Bonds are integral components in any retirement portfolio. Corporate bonds can carry higher yields than domestic government debt.

When it comes to corporate bonds, passive index-based strategies are often the way to go for retirees. Consider the iShares Broad USD Investment Grade Corporate Bond ETF (USIG).

USIG follows the ICE BofAML US Corporate Index and holds nearly 6,800 bonds, giving it one of the deepest benches in the investment-grade corporate bond fund category.

“Exchange-traded funds tracking indexes that are representative of the broad investment-grade corporate bond market are a solid option for exposure to this asset class,” writes Morningstar analyst Neal Kosciulek. “Portfolios that mimic the contours of this opportunity set and boast low fees have been difficult for active managers to beat. Over the 10 years through June 2020, just 40% of actively managed funds in the corporate bond Morningstar Category managed to survive and outperform the average of their passive peers.”
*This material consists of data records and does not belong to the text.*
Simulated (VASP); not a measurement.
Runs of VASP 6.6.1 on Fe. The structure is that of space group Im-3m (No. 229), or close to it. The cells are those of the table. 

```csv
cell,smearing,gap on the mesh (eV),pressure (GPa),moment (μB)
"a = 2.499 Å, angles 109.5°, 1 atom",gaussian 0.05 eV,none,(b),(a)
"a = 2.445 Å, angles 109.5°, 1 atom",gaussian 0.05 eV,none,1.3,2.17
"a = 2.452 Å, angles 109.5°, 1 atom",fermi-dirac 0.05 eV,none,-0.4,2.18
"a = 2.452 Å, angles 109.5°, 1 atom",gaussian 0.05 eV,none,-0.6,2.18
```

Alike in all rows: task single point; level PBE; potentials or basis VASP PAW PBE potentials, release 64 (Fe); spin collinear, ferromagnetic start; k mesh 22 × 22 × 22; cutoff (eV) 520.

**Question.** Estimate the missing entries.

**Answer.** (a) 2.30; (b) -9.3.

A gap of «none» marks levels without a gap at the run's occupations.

The Utility of ETFs like USIG

Bond funds hold a collection of debt with varying maturities, buying and selling debt securities to maintain their short-, intermediate-, or long-term strategies. When it comes to bond ETFs, investors should look at the duration, or a bond fund’s measure of sensitivity, to gauge their investment exposure to changes in interest rates, A higher duration means higher sensitivity to shifts in rates.

“Leveraging the wisdom of the crowd through indexing is a sensible approach to gain exposure to large and liquid markets that enjoy active price discovery. The process of buyers and sellers actively negotiating fair prices for assets allows markets to incorporate new information in real time,” according to Morningstar.

USIG’s annual expense ratio of 0.06% per year, or $6 on a $10,000 investment, makes it one of the most cost-effective funds in the category. The fund is a strong option for cost-conscious long-term investors.

USIG 6 Month Performance

The ETF also helps advisors and investors allay liquidity concerns.

“An illiquid market can be fertile ground for mispricing. A market populated by mispriced securities can be target-rich for active managers. Why, then, have actively managed strategies struggled in the investment-grade corporate bond market?,” adds Morningstar. “While there are many factors at play, one of them pertains to the technological advances that have made the bond market more fluid.”